With a view of applying key principles learnt in my own code, this post will look at the thought process as we go through the code until it feels or ‘smells’ clean.

9 Key Clean Code Principles

From my own reading I took key principles of writing and reviewing code;

  • Readability is key
    • Code should fit on the screen
    • Small functions improve readability
    • Code should read like a newspaper; top to bottom, left to right
    • Remove ambiguity
    • Stick to personal or team convention
    • Question: Can you read your code without pausing?
  • Leave code cleaner than you found it
    • Remove unused variables
    • Remove duplication
    • Add test cases where needed
    • Build ‘factories’ / ‘common’ functions
    • Check readability
  • Single Purpose Functions
    • 0<>150 characters width, 0<>20 lines long
    • Single Responsibility Principle
    • Arguments: 0 Best, 1 Great, 2 OK, 3 Bad, 3< STOP!
    • No Flag Arguments
    • No Output arguments
    • Functions should be close together for readability
    • Write third party interface as a function
    • Don’t pass or return NULL
  • Name things for their purpose
    • Be consistent
    • Agree Conventions as a team
    • Names should make the purpose obvious
    • Reduce Ambiguity - ‘addedNumbers’ could be ‘velocityPlusDistance’
    • Should include side effects
    • You can refactor another person’s naming
    • No Encoding of names
  • Refine, refactor and be comfortable with review
    • Code reviews are normal and non-personal
    • Be comfortable receiving and giving code reviews
    • Read the code. Any pauses?
    • Read the code. Any ambiguity?
    • Check for Duplication
    • Complete when tests 100% pass
  • Test are as important as your code
    • Follow Test Driven Development
    • Should be testable with ‘One Step’
    • One concept per test
    • Don’t skip trivial tests
    • Test extra where bugs are found
    • Big tests will never get run
    • ‘Learning tests’ on third party code are free tests
    • Tests should have readability at heart
  • Comments are a necessary evil
    • Delete inappropriate, redundant, poorly written, obsolete or old comments
    • “To Do” comments are OK if they add value and are time boxed
    • If writing a comment, ask why?
    • Never comment out code
  • Reduce/Remove duplication
    • Build common libraries
    • Look for patterns in code
    • Not all duplication can be removed, that’s OK
  • Code should ‘smell’ clean
    • If you have to reread a line of code
    • Structure comes before convention
    • Are there enough tests
    • Planned return to complete work - why not do it now?
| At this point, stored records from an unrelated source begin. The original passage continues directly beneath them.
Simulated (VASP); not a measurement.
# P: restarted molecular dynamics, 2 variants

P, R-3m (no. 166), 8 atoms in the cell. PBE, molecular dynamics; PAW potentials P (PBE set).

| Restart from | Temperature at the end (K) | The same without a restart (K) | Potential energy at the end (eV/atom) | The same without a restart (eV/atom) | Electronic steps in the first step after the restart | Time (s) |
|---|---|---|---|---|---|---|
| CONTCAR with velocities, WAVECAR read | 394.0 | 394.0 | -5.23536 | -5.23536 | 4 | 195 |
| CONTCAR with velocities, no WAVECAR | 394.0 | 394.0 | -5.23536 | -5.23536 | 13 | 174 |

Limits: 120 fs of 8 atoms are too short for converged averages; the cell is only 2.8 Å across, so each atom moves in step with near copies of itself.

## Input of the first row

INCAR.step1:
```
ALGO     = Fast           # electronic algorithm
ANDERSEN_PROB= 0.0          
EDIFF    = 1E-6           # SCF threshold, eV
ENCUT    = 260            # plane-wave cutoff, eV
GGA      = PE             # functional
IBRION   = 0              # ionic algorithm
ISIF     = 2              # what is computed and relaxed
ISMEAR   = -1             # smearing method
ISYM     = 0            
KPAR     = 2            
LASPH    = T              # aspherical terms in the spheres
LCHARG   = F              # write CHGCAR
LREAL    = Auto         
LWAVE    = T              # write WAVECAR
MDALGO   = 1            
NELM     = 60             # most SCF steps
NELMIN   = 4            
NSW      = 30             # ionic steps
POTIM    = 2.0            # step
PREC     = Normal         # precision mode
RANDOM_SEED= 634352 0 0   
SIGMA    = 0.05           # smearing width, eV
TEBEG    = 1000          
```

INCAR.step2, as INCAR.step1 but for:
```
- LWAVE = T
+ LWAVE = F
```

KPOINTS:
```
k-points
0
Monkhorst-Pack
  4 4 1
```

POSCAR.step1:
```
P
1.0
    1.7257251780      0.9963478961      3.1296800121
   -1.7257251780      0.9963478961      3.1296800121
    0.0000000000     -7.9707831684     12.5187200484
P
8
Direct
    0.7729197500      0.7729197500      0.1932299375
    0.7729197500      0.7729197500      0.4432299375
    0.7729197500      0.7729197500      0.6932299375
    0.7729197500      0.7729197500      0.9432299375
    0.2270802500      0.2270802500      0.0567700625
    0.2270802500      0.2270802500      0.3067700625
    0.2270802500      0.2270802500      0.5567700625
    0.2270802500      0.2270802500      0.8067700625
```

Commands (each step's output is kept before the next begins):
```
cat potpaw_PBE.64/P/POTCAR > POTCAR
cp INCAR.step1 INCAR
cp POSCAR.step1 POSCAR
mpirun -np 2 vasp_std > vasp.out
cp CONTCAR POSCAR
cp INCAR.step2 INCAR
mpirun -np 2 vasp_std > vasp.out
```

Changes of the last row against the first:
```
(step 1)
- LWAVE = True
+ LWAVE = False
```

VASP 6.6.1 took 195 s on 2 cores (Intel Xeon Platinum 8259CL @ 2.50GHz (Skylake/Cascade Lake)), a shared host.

Applying Clean Code to an existing Project

For this blog we will be looking at the FSE v2.2.0 - setPositions.js file. To do this we first must ask ourselves some key questions:
  1. Are my changes isolated and can they be rolled back?
  2. Do I have enough tests?
  3. What is the test coverage?

Are my changes Isolated? Yes. I have created a new git branch and can roll back the changes if needed.

Do I have enough tests? Applying Clean Code is going to mean a lot of refactoring, changing naming conventions, reducing functions, separating out concerns etc. Tests are key. I currently have limited tests for this code thus I will have to write some.

What is the Test Coverage - To understand how much of the code I am running with existing tests I have installed a module called nyc which runs mocha tests in Node.JS to output into text or html the number of lines, branches, functions and statements being covered.

Writing Tests:

With the initial code coverage at just 8% - because the functions in this file are called by functions higher in the code - I begin to start writing some tests. The plan is to take each function, review its worth, check existing naming conventions and see if the function complies with the Single Purpose Function principle. There will then be tests written in expectation of what the code should do rather than its current implementation.

To write the tests I will be following Test Driven Development (TDD) as recommended in the book by following my previous post method for implementing TDD tests into an existing Node.JS project.
If we look at the function - setCornerPositions we can see straight away that it does not comply with a Single Purpose Function. In context, this function sets up players in a football/soccer match at either of the four corners of the rectangular shaped pitch.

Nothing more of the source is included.